Cryptocurrency’s move into banking stirs alarms

BlockFi, a fast-growing financial startup whose headquarters in Jersey City, N.J., are across the Hudson River from Wall Street, aspires to be the JPMorgan Chase of cryptocurrency.

It offers credit cards, loans and interest-generating accounts. But rather than dealing primarily in dollars, BlockFi operates in the rapidly expanding world of digital currencies, one of a new generation of institutions effectively creating an alternative banking system on the frontiers of technology.

“We are just at the beginning of this story,” said Flori Marquez, 30, a founder of BlockFi, which was created in 2017 and claims to have more than $10 billion in assets, 850 employees and more than 450,000 retail clients who can obtain loans in minutes, without credit checks.

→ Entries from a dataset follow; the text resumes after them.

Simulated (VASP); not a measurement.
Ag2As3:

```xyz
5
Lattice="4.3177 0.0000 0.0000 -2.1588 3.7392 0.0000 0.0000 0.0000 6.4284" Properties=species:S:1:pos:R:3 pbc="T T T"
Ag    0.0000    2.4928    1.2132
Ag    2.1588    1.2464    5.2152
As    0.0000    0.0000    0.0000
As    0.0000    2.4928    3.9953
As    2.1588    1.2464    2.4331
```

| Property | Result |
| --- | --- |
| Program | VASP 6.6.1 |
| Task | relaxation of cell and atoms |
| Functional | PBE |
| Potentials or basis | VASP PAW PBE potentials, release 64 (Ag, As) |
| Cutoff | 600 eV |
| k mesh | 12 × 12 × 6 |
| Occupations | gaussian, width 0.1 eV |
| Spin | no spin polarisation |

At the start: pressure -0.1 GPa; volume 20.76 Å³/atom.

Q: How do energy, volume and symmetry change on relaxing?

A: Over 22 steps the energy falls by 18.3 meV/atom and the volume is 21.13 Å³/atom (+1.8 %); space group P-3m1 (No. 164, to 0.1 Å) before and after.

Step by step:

But to state and federal regulators and some members of Congress, the entry of cryptocurrency into banking is cause for alarm. The technology is disrupting the world of financial services so quickly and unpredictably that regulators are far behind, potentially leaving consumers and financial markets vulnerable.

In recent months, top officials from the Federal Reserve and other banking regulators have urgently begun what they are calling a “crypto sprint” to try to catch up with the rapid changes and figure out how to curb the potential dangers from an emerging industry whose short history has been marked as much by high-stakes speculation as by technological advances.

In interviews and public statements, federal officials and state authorities are warning that the crypto financial services industry is in some cases vulnerable to hackers and fraud and reliant on risky innovations. In August, the crypto platform PolyNetwork briefly lost $600 million of its customers’ assets to hackers, much of which was returned only after the site’s founders begged the thieves to relent.

“We need additional authorities to prevent transactions, products and platforms from falling between regulatory cracks,” Gary Gensler, chairman of the Securities and Exchange Commission, wrote in August in a letter to Sen. Elizabeth Warren, D-Mass., about the dangers of cryptocurrency products. “We also need more resources to protect investors in this growing and volatile sector.”

The SEC has created a stand-alone office to coordinate investigations into cryptocurrency and other digital assets, and it has recruited academics with related expertise to help it track the fast-moving changes.

BlockFi has already been targeted by regulators in five states that have accused it of violating local securities laws.

Treasury Secretary Janet Yellen and Fed Chairman Jerome Powell have also voiced concerns, even as the Fed and other central banks study whether to issue digital currencies of their own.

The cryptocurrency banking frontier features a wide range of companies. At one end are those that operate on models similar to those of traditional consumer-oriented banks, such as BlockFi or Kraken Bank, which has secured a special charter in Wyoming and hopes by the end of this year to take consumers’ cryptocurrency deposits — but without traditional Federal Deposit Insurance Corp. insurance.

On the more radical end is decentralized finance, which is more akin to Wall Street for cryptocurrency. Players include Compound, a company in San Francisco that operates completely outside the regulatory system. Decentralized finance eliminates human intermediaries such as brokers, bank clerks and traders, and instead uses algorithms to execute financial transactions, such as lending and borrowing.